Notes to Consolidated Financial Statements (continued)


 
 

10. Subsequent Event

During July 2008, the Company entered into an Original Equipment Manufacturing and License Agreement (the “Licensing Agreement”) that included an initial payment of $250,000 and that could require the Company to make future payments of up to $6.0 million. The Licensing Agreement includes certain rights to termination. The Licensing Agreement provides an OEM product for the Company that has guaranteed volume commitments over a five-year period estimated to commence in July 2009. The Licensing Agreement also provides for cross licenses of each party’s patent portfolio to the other party, and eliminates a previously threatened intellectual property infringement claim.

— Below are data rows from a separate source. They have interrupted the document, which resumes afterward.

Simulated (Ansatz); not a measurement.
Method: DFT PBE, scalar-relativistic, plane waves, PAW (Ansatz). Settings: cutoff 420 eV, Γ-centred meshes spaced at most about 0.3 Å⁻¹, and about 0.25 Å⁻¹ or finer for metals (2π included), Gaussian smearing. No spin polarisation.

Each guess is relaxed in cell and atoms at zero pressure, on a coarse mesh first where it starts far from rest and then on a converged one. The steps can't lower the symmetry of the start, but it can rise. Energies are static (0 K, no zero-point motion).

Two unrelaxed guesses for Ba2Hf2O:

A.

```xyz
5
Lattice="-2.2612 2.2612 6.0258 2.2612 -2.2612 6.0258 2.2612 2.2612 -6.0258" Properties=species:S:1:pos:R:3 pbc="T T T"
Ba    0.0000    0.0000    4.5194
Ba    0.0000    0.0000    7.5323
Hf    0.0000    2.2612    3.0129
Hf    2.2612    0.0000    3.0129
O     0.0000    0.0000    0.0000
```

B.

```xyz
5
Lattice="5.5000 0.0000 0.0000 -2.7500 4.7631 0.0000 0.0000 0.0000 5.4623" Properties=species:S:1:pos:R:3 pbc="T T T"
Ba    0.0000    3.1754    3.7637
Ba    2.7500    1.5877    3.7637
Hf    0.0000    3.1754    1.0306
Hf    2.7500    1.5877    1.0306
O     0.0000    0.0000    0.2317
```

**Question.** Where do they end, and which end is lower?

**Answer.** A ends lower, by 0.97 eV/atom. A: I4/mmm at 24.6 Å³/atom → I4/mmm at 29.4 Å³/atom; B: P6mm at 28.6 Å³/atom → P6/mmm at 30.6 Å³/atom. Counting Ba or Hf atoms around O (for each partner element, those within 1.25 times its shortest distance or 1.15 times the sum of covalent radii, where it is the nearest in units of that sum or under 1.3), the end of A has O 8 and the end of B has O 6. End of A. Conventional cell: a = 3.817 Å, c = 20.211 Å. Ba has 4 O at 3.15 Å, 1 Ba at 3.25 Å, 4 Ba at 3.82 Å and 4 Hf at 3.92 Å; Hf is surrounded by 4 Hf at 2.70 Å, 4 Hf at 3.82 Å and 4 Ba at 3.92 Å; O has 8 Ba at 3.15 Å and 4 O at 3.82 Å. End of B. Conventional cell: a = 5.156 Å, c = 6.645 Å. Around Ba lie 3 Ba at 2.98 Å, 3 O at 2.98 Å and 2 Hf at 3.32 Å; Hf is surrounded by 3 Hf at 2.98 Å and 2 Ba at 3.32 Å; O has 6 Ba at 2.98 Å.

As of March 2009, the Company accepted a contractual milestone and made an additional payment against the Licensing Agreement of $250,000. As a result of the acceptance the Company has recognized the remaining obligations under the contract and in accordance with SFAS 5, Accounting for Contingencies, recorded a contingent liability associated with certain intellectual property rights of the other party, which is offset by a deferred asset which will be amortized to cost of revenues over the life of the Licensing Agreement. As of December 31, 2008, $250,000 has been recorded in other current liabilities, $5.75 million has been recorded in other long-term liabilities, which is offset by current and long-term deferred royalties of $493,000 and $4.8 million, respectively, net of amortization, and $143,000 of deferred research and development costs included in other current assets.

11. 401(k) Employee Benefit Plan

The Company has a 401(k) plan that is available to all permanent employees in the United States over the age of 21. Each eligible employee may elect to contribute up to 60% of his or her compensation, subject to certain statutory limits, to the 401(k) plan through payroll deductions. The Company does not offer its own stock as an investment option. The Company may make matching contributions to the 401(k) plan but to date it has not made any such contributions.